Satoshi Nakamoto’s bitcoin holdings have long been a subject of speculation. How can the creator of Bitcoin never actually spend any of his coins? Why is it that no single unit has been moved in longer than 12 years? Could it be that Satoshi Nakamoto is dead? Or could he be the strongest HODLer of all times, as he understands the value proposition a lot better than everybody else?
In this article I will present three significant perspectives on Satoshi Nakamoto’s bitcoins. In a sense, they are complimentary. But for the sake of clarity, I am going to take each one of them and expand the arguments:
– it’s Satoshi’s private property so we should no longer care, as the project has moved on and he is free to do whatever he wants with his money;
– Satoshi’s coins are a huge honeypot for hackers, and every moment when they’re still untouched proves that the Bitcoin network securely stores value;
– Satoshi’s coins are a constant reminder for Bitcoin Core developers, which tells them that they should be conservative and never make changes which would compromise Satoshi’s private property;
1. Satoshi’s coins are his property, so we shouldn’t care
Satoshi Nakamoto has mined his coins after the network got launched, in a time when bitcoins had no value on any market. We’re talking about 2009, when there were no BTC exchanges, there were very few miners, and one could easily mine some coins with the computer CPU.
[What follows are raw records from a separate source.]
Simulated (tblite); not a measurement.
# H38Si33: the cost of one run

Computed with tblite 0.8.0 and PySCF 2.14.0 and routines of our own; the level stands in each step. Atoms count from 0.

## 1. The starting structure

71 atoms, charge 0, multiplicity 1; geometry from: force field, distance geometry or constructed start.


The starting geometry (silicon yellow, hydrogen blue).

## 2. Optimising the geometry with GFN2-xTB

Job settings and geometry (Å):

The members of the cryptography mailing list already knew about Bitcoin’s launch, and people such as James A. Donald, Ray Dillinger, and Hal Finney have provided technical feedback to improve Bitcoin’s security. All of this happened in November 2008, when “crypto” stood for cryptography, there was no cryptocurrency market, and there definitely wasn’t a “blockchain industry”.
After this early introduction, Satoshi launched version 0.1 of the Bitcoin software on January 8th 2009. He was the network’s first miner, and kept the network alive during a time when nobody else seemed interested in collecting the 50 BTC as a reward for block discovery.
For the pre-mine apologists out there, who enjoy justifying their unfair pre-market token distribution by highlighting how Satoshi Nakamoto was the only miner for months and in a way “pre-mined” his bitcoins, it should be mentioned that Satoshi obtained his BTC fairly after the network launched. He played by the network’s rules and kept it alive while there was nobody in the world who would trade goods or services in exchange for bitcoins.
The network was still in its early days, there were still bugs to fix. As a matter of fact, somebody exploited a massive inflation bug in August 2010, when two addresses received 92.2 billion BTC each. At the time, the most significant transaction happened two months prior and involved a certain GPU miner named Laszlo. He famously sold 10.000 bitcoins for two pizzas.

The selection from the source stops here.